Friday, March 28, 2014

After Death Rites for Self Realized (Jnani)


In Paingala Upanishad, after death rites of Self Realized soul (Jnani) are given. 

IV-6. Upto (the exhaustion of) the operative deeds, the homeless liberated Self, behaves like the Slough of a snake, like the moon (in the sky).

IV-7. Shedding the body in a holy spot or (may be) in the home of an eater of dog’s flesh, (the liberated one) attains Isolation (Liberation).

IV-8. Afterwards, make an offering of his body to the cardinal points or bury (his body). Mendicancy (practice of begging) is prescribed for the male, never for the other.

IV-9. No observance of (the period of) pollution, no burning (of the corpse), no offering of rice balls or of water, no fortnightly rites (are laid down) for a mendicant who has become Brahman.

IV-10. There is no burning of what is (already) consumed, just as there is no cooking of what is (already) cooked. For one whose body is consumed in the fire of knowledge there is neither ceremonial rice offering nor any (other) rite (of obsequies).

IV-11. As long as the adjuncts (body, etc.,) persist, let one wait upon the teacher. Let him treat the wife of the teacher and his children as he does the teacher himself.

IV-12. When with the knowledge, ‘I am That !’ ‘I am That’ — I, whose mind is pure essence, is pure Spirit, is long-suffering – wisdom is won, when the object of knowledge, the supreme Self, is established in the heart; when the body is dissolved in the state of achieved Peace, then one becomes destitute of the luminous mind and intellect.

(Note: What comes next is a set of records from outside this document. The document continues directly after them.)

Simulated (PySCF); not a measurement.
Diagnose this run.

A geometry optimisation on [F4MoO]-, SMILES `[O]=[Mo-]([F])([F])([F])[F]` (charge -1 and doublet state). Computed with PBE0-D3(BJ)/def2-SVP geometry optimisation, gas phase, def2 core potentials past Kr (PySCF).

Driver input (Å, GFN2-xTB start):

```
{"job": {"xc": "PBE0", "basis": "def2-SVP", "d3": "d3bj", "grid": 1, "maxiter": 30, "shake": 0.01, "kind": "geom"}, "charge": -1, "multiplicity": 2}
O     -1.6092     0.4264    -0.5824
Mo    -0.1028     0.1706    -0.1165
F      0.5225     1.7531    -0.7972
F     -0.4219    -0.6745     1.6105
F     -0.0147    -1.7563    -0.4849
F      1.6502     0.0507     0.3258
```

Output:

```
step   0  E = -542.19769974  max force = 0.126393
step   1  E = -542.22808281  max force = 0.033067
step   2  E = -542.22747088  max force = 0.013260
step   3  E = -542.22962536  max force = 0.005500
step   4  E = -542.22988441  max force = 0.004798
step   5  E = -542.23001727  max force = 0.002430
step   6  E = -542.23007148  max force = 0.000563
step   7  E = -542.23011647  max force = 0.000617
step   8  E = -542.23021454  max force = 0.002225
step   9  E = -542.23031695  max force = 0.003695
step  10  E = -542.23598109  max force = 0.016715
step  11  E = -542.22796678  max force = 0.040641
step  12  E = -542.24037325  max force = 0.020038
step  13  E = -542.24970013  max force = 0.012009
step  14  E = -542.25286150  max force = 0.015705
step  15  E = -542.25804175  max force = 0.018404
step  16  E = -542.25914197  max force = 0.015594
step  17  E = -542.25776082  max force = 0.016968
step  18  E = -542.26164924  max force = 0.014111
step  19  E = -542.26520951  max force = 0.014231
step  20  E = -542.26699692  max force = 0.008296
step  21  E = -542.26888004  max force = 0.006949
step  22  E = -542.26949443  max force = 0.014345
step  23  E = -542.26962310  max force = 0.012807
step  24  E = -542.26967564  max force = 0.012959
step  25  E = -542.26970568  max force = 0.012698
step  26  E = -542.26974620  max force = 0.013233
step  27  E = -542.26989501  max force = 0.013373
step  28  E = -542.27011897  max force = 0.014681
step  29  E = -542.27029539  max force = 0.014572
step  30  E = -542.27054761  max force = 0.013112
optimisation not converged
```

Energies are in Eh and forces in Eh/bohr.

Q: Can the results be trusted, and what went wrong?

IV-13. Of what use is water to one who has had his fill of ambrosia ? Similarly, (for one) who has known his Self, of what use are the Vedas ? No duty remains for the Yogin who has had his fill of the ambrosia of knowledge. If duty be there, he is no knower of Truth. Though stationed at a distance, he is not distant; though embodied, he is disembodied; he is the omnipresent inner self.